Explore event delivery durability

Completed

Event Grid provides durable delivery. It tries to deliver each event at least once for each matching subscription immediately. If a subscriber's endpoint doesn't acknowledge receipt of an event or if there's a failure, Event Grid retries delivery based on a fixed retry schedule and retry policy. By default, Event Grid delivers one event at a time to the subscriber, and the payload is an array with a single event.

Note

Event Grid doesn't guarantee order for event delivery, so subscribers may receive them out of order.

Retry schedule

When Event Grid receives an error for an event delivery attempt, Event Grid decides whether it should retry the delivery, dead-letter the event, or drop the event based on the type of the error.

If the error returned by the subscribed endpoint is a configuration-related error that can't be fixed with retries (for example, if the endpoint is deleted), Event Grid will either dead-letter the event or drop the event if dead-letter isn't configured.

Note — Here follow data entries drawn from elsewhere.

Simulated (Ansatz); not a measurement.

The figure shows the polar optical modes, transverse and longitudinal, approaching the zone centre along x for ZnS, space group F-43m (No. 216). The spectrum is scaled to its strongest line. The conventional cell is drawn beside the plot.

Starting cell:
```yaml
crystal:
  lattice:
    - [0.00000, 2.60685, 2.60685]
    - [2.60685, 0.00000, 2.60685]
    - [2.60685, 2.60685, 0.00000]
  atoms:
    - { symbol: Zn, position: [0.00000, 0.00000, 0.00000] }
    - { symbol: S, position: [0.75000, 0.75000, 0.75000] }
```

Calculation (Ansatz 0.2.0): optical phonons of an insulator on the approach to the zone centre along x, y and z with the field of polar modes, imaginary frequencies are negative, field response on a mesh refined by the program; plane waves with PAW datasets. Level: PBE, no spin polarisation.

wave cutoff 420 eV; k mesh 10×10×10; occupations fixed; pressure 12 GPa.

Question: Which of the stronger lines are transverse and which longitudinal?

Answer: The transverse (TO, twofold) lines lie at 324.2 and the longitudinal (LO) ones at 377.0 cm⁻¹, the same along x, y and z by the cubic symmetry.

The following table describes the types of endpoints and errors for which retry doesn't happen:

Endpoint Type Error codes
Azure Resources 400 Bad Request, 413 Request Entity Too Large, 403 Forbidden
Webhook 400 Bad Request, 413 Request Entity Too Large, 403 Forbidden, 404 Not Found, 401 Unauthorized

Important

If Dead-Letter isn't configured for an endpoint, events will be dropped when the above errors happen. Consider configuring Dead-Letter if you don't want these kinds of events to be dropped.

If the error returned by the subscribed endpoint isn't among the above list, Event Grid waits 30 seconds for a response after delivering a message. After 30 seconds, if the endpoint hasn’t responded, the message is queued for retry. Event Grid uses an exponential backoff retry policy for event delivery.

If the endpoint responds within 3 minutes, Event Grid attempts to remove the event from the retry queue on a best effort basis but duplicates might still be received. Event Grid adds a small randomization to all retry steps and might opportunistically skip certain retries if an endpoint is consistently unhealthy, down for a long period, or appears to be overwhelmed.

Retry policy

You can customize the retry policy when creating an event subscription by using the following two configurations. An event is dropped if either of the limits of the retry policy is reached.

  • Maximum number of attempts - The value must be an integer between 1 and 30. The default value is 30.
  • Event time-to-live (TTL) - The value must be an integer between 1 and 1440. The default value is 1440 minutes

The following example shows setting the maximum number of attempts to 18 by using the Azure CLI.

az eventgrid event-subscription create \
  -g gridResourceGroup \
  --topic-name <topic_name> \
  --name <event_subscription_name> \
  --endpoint <endpoint_URL> \
  --max-delivery-attempts 18

Output batching

You can configure Event Grid to batch events for delivery for improved HTTP performance in high-throughput scenarios. Batching is turned off by default and can be turned on by subscription via the portal, CLI, PowerShell, or SDKs.

Batched delivery has two settings:

  • Max events per batch - Maximum number of events Event Grid delivers per batch. This number won't be exceeded, however fewer events might be delivered if no other events are available at the time of publish. Event Grid doesn't delay events to create a batch if fewer events are available. Must be between 1 and 5,000.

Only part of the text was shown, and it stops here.